“All right… ready, set…. go!” I tell my students, clicking the powerpoint slide forward. The name of an academic source is the only thing on the slide. Computer keys clacking fills the room for a few seconds, and then…
“I found it,” a student declares happily.
“Good! Did you find a full text of the journal article, online, or…”
“No, it says you have to go to the library to get it…”
“Right, or you can probably InterLibrary Loan the source,” I say, asking the student to explain how she found the source using the university’s search engine and how she could tell that while the journal article was in available in the stacks in the library, it’s not available online. I explain the ILL system to the class. Source Finding Day is a tradition I implemented after discovering that several of my students were using google to search for sources instead of the university library’s website. Students are encouraged to bring smartphones, tablets, or laptops to class and they race to find particular sources. Students seem to enjoy the racing aspect of the “game”, I enjoy giving my students time to learn how to use the library’s website.

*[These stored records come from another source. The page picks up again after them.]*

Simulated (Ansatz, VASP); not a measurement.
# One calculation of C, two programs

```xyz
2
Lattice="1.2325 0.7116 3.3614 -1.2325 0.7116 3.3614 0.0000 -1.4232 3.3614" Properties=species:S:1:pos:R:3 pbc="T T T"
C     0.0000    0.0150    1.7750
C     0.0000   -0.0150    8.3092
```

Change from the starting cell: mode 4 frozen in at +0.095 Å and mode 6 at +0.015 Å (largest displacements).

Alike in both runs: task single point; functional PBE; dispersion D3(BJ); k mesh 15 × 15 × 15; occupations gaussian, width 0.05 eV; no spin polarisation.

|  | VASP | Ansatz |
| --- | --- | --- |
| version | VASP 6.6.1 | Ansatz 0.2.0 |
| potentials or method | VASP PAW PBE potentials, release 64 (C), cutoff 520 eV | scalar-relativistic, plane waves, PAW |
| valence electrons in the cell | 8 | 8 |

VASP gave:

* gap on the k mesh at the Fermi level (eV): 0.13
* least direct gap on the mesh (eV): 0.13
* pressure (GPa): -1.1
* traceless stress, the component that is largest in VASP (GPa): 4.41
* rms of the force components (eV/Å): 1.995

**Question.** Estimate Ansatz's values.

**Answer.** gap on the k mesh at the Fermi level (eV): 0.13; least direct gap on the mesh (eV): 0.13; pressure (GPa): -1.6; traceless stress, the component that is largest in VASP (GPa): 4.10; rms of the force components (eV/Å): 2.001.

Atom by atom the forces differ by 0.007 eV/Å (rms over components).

After the class races to find particular sources, the class transitions into looking for sources for their particular research projects. Students quietly look for sources, occasionally asking me for help finding academic sources for their individual research topics that they have chosen. All of my courses require students to complete some sort of research project, as I strongly believe that the humanities university classroom should instill students with an understanding of how to find and assess sources from a variety of mediums. (My understanding of the importance of this skill has only grown since the 2018 presidential election and the awareness of inaccurate news pieces commonly shared on social media platforms such as Facebook.) While I understand that some may think I am “wasting” all-too-precious class time for students to work on individual research projects and overall research skills, I think the rewards of ensuring my students have the foundation necessary to complete their research is well worth it.
My focus on research and research projects follows my other pedagogic commitments: I believe that my primary role as a university educator is to instill in students the following three overarching concerns (1) critical thinking skills, (2) understanding and creating complex argumentation, and (3) appreciating the complex ways in which religion and religious identity(ies) can create and support particular identities and subjectivities. It is much less important to me that students exit my classes having memorized a particular set of facts about Judaism or religion in America, but rather that they appreciate the porosity of the categories of “Judaism” and “religion” themselves.
I endeavor to make my classrooms laboratories of thought: places in which students can learn new pathways of thought and new ways of thinking. Group work, small group discussions, and large-group discussions are key for this pedagogic style; I rarely lecture for a full class period. I decenter myself and my own subjectivity as much as possible in the classroom. This enables students to feel free to think in ways that may be diametrically opposed to the way I think. That said, I do not believe that keeping my own background or thoughts a secret the best way to achieve this: instead of making the professor “neutral” (which I suspect this is the reason many professors in the religious classroom refuse to share if they are involved in a religious community outside of the classroom) I believe it puts the professor in a rarefied position of pretending to not have a personal subjectivity or orientation towards the course materials, which is of course impossible.
Students come from a wide variety of backgrounds, and I make every effort to make my classrooms a safe space. Besides simply taking basic steps that I consider necessary (asking for students’ pronouns and preferred names, having a no-tolerance policy for hate speech, and ensuring that my syllabus is reflective of the diversity of the academy), I consider universal design at every step of syllabus construction. A class must be accessible for it to be a safe space.